While the stock market sustains record highs in anticipation that the Fed will cut short-term interest rates again in late October, but things aren't looking so great for the Average Joe. Seventy percent of the economy is riding on the overburdened consumer, and the load is about to get heavier.
This winter, the U.S. Energy Information Administration (EIA) forecast a colder winter and nearly 10 percent higher costs for heating fuel, about $997. Some parts of the country dependent on heating oil and propane will have it worse, but overall, it's not so scary when you consider that $88 additional dollars is spread over six months between October 1 and March 31.

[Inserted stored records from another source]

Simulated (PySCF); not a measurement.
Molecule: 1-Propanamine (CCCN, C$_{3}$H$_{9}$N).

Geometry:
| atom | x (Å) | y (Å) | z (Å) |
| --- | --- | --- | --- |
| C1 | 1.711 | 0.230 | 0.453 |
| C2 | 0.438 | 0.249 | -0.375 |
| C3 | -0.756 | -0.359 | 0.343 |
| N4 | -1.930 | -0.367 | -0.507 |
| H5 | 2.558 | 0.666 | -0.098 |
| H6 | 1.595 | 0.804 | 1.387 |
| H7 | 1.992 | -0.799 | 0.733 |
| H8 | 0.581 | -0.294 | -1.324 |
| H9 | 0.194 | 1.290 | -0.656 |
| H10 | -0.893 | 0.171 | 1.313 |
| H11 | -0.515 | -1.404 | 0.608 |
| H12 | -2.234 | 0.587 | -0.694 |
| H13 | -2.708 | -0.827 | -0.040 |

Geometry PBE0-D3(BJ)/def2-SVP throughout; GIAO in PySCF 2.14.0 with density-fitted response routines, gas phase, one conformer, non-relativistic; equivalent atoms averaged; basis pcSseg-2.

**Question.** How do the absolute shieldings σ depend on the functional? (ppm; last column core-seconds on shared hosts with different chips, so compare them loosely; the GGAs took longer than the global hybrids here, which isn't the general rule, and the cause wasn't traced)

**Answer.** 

The problem is, consumers are already feeling pinched, and businesses will have higher operating costs, too. We just don't know how much higher fuel costs will impact everything else -- service, retail, manufacturing, and more. As costs rise, so does inflation. Prices rise, and consumers either pay more for goods, or they cut back, causing job loss as businesses strive to control expenses. According to EIA's report. oil futures immediately shot upward, in anticipation of higher prices.
Kimberly-Clark says it will increase prices four to seven percent for a number of its paper products due to "significant inflationary pressure from higher raw material and energy costs." That's on bathroom tissue, paper towels, diapers and other paper-based products, accounting for more than $4 billion in annual sales.
Despite easing of about four cents, prices are still high at the gas pump, but hopes that prices will drop further disappeared with the EIA's report.
Some retailers are already bracing for a frost-bitten Christmas. Wal-Mart upset competitors by announcing 10 to 50 percent off its "Top 12 Toys of Christmas," two weeks earlier than last year. And last year, they announced similar sales two weeks earlier than the year before. Businessweek called the Wal-Mart "effect" a juggernaut, and cited the store for putting other major retailers out of business by undercutting prices, including KB Toys and Winn Dixie grocers, among others.
So prices will fall, but will consumers be able to take advantage? The overleveraged consumer already spends more than he/she makes, for the second year in a row, and has negative savings.
Fewer jobs being created, and unemployment is up marginally. Wrote CBSMarketWatch columnist Irwin Kellner , "While the Labor Dept. now says that 118,000 more jobs were created in June, July and August than it originally thought, it also believes that it overestimated employment growth by nearly 300,000 in the 12 months ending March 2007."
He adds, "When it comes to the availability of jobs, the trend is still not your friend."
And then there's housing.
While some signs suggest that the end of the housing decline is here, other indicators aren't positive.
Economist John Tuccillo wrote the following analysis for the MLSNI marketplace, "The housing numbers we are seeing in places around the country, including the North Shore-Barrington market, suggest that the housing slowdown has stopped. We are not yet ready to proclaim that the upturn is here, but the bleeding has stopped and there are more things associated with rising markets happening and fewer things associated with declining markets.
When the buyer refuses to pay more, inventories rise, and prices tend to come down. Signs that the marketplace is turning in favor of sellers, says Tuccillo, are fewer new listings, suggesting that sellers are waiting for a better market; a decline in days on the market, and closer list-to-sales prices.
So far, that's not happening in many key markets such as California, where listings numbers are up, days on market are up, yet pricing is holding firm and rising.
That creates what Tuccillo calls "gridlock," and gridlock will remain until someone capitulates, the buyer or seller.
Gridlock doesn't last forever. The median home price in California will decline 4 percent to $553,000 in 2008 compared with a projected median of $576,000 this year, while sales for 2008 are projected to decrease 9 percent to 334,500 units, compared with 367,500 units (projected) in 2007, projects the California Association of Realtors (C.A.R.).
"Tighter credit standards, affordability concerns, and a continued standoff between buyers and sellers will contribute to continued weakness in the market going into next year," explained C.A.R. President Colleen Badagliacco at the association's convention in Anaheim. "Now is not the time for homeowners to 'test the waters' -- only serious sellers should put their homes on the market in what will continue to be a challenging sales environment."
She added, "Sales could decline more steeply in 2008 if the current liquidity crunch in the mortgage markets has a longer-than-expected duration or if interest rates unexpectedly increase."
And interest rates may rise indeed, if the Fed has to raise short-term borrowing rates in order to cool inflation.